A Fintech, RoboAdvisors and Dividends Journal
My financial Trek through the risky business of
My current approach is taking a percentage of my income and earnings from my online Biz for long term investments in dividend producing stocks, through REIT's, Fund Portfolios in the form of Mutual Funds and ETF's, working with the lowest management fees possible for performance.
Tips, strategies and endless information is available in print and online. Each day and month the Markets swing providing different results for a total gain or loss at the end of each year. Morningstar, Yahoo and Google financials provide stats and articles plus the Bank I deal with.
There are some inspiring and down to earth Blogs I read called Canadian Couch Potato and Dividend Investor.
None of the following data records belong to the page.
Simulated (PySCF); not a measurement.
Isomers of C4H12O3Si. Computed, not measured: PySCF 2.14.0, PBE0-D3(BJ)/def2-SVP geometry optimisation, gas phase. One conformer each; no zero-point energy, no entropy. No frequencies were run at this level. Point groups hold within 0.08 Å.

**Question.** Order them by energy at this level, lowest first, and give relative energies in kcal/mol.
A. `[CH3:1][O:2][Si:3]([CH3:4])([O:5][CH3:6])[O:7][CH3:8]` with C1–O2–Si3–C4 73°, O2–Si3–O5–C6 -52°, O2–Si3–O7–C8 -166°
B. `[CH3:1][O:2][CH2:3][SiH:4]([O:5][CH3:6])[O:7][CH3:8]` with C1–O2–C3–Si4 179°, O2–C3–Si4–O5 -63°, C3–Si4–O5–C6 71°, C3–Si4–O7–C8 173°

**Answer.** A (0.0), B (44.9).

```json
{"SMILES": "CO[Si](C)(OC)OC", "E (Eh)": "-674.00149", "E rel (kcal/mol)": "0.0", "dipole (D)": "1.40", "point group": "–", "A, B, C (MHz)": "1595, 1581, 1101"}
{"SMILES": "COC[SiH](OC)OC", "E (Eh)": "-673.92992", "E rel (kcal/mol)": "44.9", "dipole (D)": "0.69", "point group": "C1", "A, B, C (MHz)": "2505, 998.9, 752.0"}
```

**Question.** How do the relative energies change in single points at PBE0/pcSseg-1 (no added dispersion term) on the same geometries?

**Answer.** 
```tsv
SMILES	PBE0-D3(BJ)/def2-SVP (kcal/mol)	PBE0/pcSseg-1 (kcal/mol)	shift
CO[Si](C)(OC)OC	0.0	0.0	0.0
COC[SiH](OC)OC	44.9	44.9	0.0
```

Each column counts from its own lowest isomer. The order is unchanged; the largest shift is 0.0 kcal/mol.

Each Blog has a different approach and 'model' portfolios that make money for them. In the end it takes time and patience over a few years to build for folks with a modest income and funding.
Dividends make sense with the swaying of the markets where an investor can build the number of shares by compounding with the dividend payments. Eventually generating cash dividends to supplement a monthly income.
Each year, Warren Buffet writes his annual letter. The billionaire investor behind Berkshire Hathaway. From it all he suggests getting into an equity fund that has 90% stock, 10% bond in the US ... 'S&P 500 Index' for the long haul. Makes sense when looking at the historical growth data that investors can Google.
Upwards of 10% growth excluding the overall down years of 2008 and 2016.
REIT ... Real Estate Investment Trust.
These are great investments and there is a lot of choices out there.
They usually don't swing much in the value per share. Interest rate hikes and major economic upheavals in some areas have effects. Such as Alberta when the oil price crashed a couple years ago. Businesses closed and people moved from apartment/housing rental complexes. The Oil price is slowly coming back up since then.
Looking at a couple ... Killam Apartment REIT (KMP-UN-TO) AT $13.49 c per share and Choice Properties Real Estate Investment Trust (CHP-UN-TO)
- Canada's largest at a current $11.95 C per share. Dividends are issued monthly and can be reinvested automatically at a discount from the regular price of a share.
Over time the shares build on autopilot.
I'll call it a Fintech but the Tangerine online bank has been operating for years, now owned by one of Canada's top 5 banks ... Scotia Bank or Bank of Nova Scotia. (Banner on the sidebar)
They have 5 'Fund Portfolios' currently with the newest being, the Tangerine Dividend Portfolio and with a low start up investment of $100. Building on the number of 'Units' can also be done by 'auto' invests from exterior banks if preferred such as TD Bank.